Existing legacy pensions can be commuted in full. Any reserve will pass to the member’s accumulation account without penalty. The transfer balance cap debit will depend on the type of pension commuted.

For example, a lifetime complying pension will reduce the member’s transfer balance account balance by the same amount that it added to the account on 1 July 2017. A market-linked pension is subject to a more complex formula which is generally its 1 July 2017 TBA credit less subsequent pensions drawn.

It must be noted that the issue of Centrelink asset test exemptions has not yet been finalised.

Technically, legacy pension commutations will lose their asset test exemption and could incur a five-year clawback of social security entitlements if commuted under the new regulations, but the assistant treasurer has stated in a media release:

As announced by the former government in the 2021–22 budget, social security treatment will not be preserved for those who choose to transition out of their legacy retirement product. However, no debts will arise from the re‑assessment of these products’ asset values for the period before conversion.
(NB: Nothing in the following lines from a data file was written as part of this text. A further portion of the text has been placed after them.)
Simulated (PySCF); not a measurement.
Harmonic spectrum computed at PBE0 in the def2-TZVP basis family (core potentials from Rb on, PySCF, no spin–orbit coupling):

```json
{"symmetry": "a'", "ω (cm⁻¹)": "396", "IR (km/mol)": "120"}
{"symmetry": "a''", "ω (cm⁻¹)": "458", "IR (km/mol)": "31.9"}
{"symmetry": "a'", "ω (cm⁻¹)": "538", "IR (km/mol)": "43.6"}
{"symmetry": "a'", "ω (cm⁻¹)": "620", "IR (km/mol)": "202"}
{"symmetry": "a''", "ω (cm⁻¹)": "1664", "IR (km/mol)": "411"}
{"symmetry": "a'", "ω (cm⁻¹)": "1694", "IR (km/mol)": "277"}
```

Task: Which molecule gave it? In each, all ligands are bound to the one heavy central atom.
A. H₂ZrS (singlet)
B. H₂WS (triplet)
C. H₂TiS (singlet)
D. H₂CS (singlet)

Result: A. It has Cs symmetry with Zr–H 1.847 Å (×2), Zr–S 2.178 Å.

This means that Centrelink benefits will not be assessed retrospectively but they will be tested from the date of legacy pension commutation and could result in a loss of benefits.

Lastly, the regulations still need to pass a “disallowance period” of 15 sitting days in parliament. As such there is a possibility the regulations could cease in the event of a successful notice of motion to disallow during that period, however, it is unlikely that a motion to disallow will occur. In the unlikely scenario of a successful motion to dismiss, the law would cease to apply only from that time and not retrospectively, so it is prudent to act now.